SETTING performance goals is part of the business plan for almost every company. The same is true in the world of supercomputers. Ten years ago, the Department of Energy (DOE) launched the Accelerated Strategic Computing Initiative (ASCI) to help ensure the safety and reliability of the nation’s nuclear weapons stockpile without nuclear testing. ASCI, which is now called the Advanced Simulation and Computing (ASC) Program and is managed by DOE’s National Nuclear Security Administration (NNSA), set an initial 10-year goal to obtain computers that could process up to 100 trillion floating-point operations per second (teraflops). Many computer experts thought the goal was overly ambitious, but the program’s results have proved them wrong.
Last November, a Livermore–IBM team received the 2005 Gordon Bell Prize for achieving more than 100 teraflops while modeling the pressure-induced solidification of molten metal.
The prestigious prize, which is named for a founding father of supercomputing, is awarded each year at the Supercomputing Conference to innovators who advance high-performance computing. Recipients for the 2005 prize included six Livermore scientists—physicists Fred Streitz, James Glosli, and Mehul Patel and computer scientists Bor Chan, Robert Yates, and Bronis de Supinski—as well as IBM researchers James Sexton and John Gunnels.
This team produced the first atomic-scale model of metal solidification from the liquid phase with results that were independent of system size. The record-setting calculation used Livermore’s domain decomposition molecular-dynamics (ddcMD) code running on BlueGene/L, a supercomputer developed by IBM in partnership with the ASC Program. BlueGene/L reached 280.6 teraflops on
the Linpack benchmark, the industry standard used to measure computing speed. As a result, it ranks first on the list of Top500 Supercomputer Sites released in November 2005.
To evaluate the performance of nuclear weapons systems, scientists must understand how materials behave under extreme conditions. Because experiments at high pressures and temperatures are often difficult or impossible to conduct, scientists rely on computer models that have been validated with obtainable data.
Of particular interest to weapons scientists is the solidification of metals. “To predict the performance of aging nuclear weapons, we need detailed information on a material’s phase transitions,” says Streitz, who leads the Livermore–IBM team. For example, scientists want to know what happens to a metal as it changes from molten liquid to a solid and how that transition affects the material’s characteristics, such as its strength.

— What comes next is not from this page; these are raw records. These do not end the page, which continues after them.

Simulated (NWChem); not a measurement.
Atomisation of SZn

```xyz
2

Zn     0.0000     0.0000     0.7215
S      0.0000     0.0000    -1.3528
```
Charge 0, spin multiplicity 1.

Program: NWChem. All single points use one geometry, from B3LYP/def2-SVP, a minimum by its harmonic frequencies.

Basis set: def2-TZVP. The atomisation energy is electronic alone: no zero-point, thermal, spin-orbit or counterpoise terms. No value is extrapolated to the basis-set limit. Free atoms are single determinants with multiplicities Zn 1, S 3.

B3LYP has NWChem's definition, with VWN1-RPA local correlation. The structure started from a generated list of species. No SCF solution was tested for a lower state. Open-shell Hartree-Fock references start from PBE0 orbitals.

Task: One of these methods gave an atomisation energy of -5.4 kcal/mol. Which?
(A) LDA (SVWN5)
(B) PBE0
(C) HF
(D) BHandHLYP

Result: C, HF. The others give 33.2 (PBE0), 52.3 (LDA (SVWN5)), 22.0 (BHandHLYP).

|The Livermore–IBM team used three system sizes to simulate the transition of tantalum from a melt to a solid. (a) With a 64,000-atom system, the simulation produced an artificial grain-boundary pattern. (b) A simulation with more than 2 million atoms yielded a more realistic but restricted grain-size distribution. (c) The result from using 16 million atoms showed grain formation and growth independent of system size.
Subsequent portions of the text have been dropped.